‘The Adventures of Sevilla FC’ is a soon to be published paperback book about the club, I don’t know of any other written in English. If it goes well, there will be a Spanish version eventually.
The book contains some early history of the club but the main focus is on the years from season 2005-06.
For now, it’s held up with the artwork which is arriving in dribs and drabs. The author is yours truly, Tim Spence and I hope to be posting some of the artwork and excerpts here.
I’m also awaiting clarification on some transfer prices and preseason games. If anyone can help out then I’ll give you a credit in the book.
Thanks a lot @Mark_EG
I’ve got a list of queries that still are not resolved, I can’t pin down any information about the Kanouté testimonial game, does anyone remember it? and the Palestine t-shirt?

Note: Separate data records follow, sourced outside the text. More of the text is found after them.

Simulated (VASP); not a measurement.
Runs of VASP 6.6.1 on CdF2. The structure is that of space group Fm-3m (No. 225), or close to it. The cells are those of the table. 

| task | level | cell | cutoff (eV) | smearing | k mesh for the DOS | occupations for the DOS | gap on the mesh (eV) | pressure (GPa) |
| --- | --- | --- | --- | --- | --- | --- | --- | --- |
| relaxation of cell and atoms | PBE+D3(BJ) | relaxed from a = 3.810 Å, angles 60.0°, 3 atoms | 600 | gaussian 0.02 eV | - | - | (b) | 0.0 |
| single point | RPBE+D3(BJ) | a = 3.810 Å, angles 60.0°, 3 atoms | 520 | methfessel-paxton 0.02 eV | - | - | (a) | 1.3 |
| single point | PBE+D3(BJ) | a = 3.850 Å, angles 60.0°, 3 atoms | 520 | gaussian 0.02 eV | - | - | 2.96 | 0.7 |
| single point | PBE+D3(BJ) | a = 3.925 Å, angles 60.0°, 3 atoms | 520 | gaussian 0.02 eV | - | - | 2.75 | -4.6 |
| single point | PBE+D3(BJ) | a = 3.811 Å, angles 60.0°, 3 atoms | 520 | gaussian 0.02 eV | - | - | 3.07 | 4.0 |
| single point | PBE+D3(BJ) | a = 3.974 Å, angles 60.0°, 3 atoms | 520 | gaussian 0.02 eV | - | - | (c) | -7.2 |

I’ve got the Kanouté testimonial info and the Palestine t-shirt incident and the two weren’t linked. If anyone wants to remind me of some of the worst refereeing decisions against Sevilla FC, that would help me although I’ve got a feeling most of them were in games against Real Madrid.
Tim, the worst referee situation was the 3 denied penalties away at Mallorca, the ref was Gonzalez Gonzalez in the 2006/7 season i think. It pretty much cost us the league. It was a scandal, i still hear many locals in Sevilla talk about this.
I’ve got that Mallorca incident covered, it was Iturralde González and he confessed he should have awarded the penalties about 10 years later. Chevanton says he took a corner and could feel the knock that Fabiano took.
One random episode that I was thinking falls perfectly into the window of time you’re focused on … That bizarro friendly where Brazil’s national team played Sevilla. I don’t even know if that kind of friendly is even allowable these days, but it’s certainly not something you see frequently. Combined with the other oddity that Sevilla’s Brazilian players switched jerseys at half time. Such and odd little anecdote in recent history.
Sevilla FC v Brazil I don’t know about, I’ve got the Sevilla v New Zealand friendly in there but not the Brazil game, I suppose it was a Brazilian eleven and not the offical squad.
Funny enough, for years and years, I was convinced that one was a goal…but after learning the rule better and getting multiple camera angles from right over the line… I’m a little more nuanced. I used to think “if you can see space between the ball and the line, it clearly must be a goal” but of course that’s not the actual rule…
Anyhow, supposedly things will get better with VAR… That’s what they said, at least.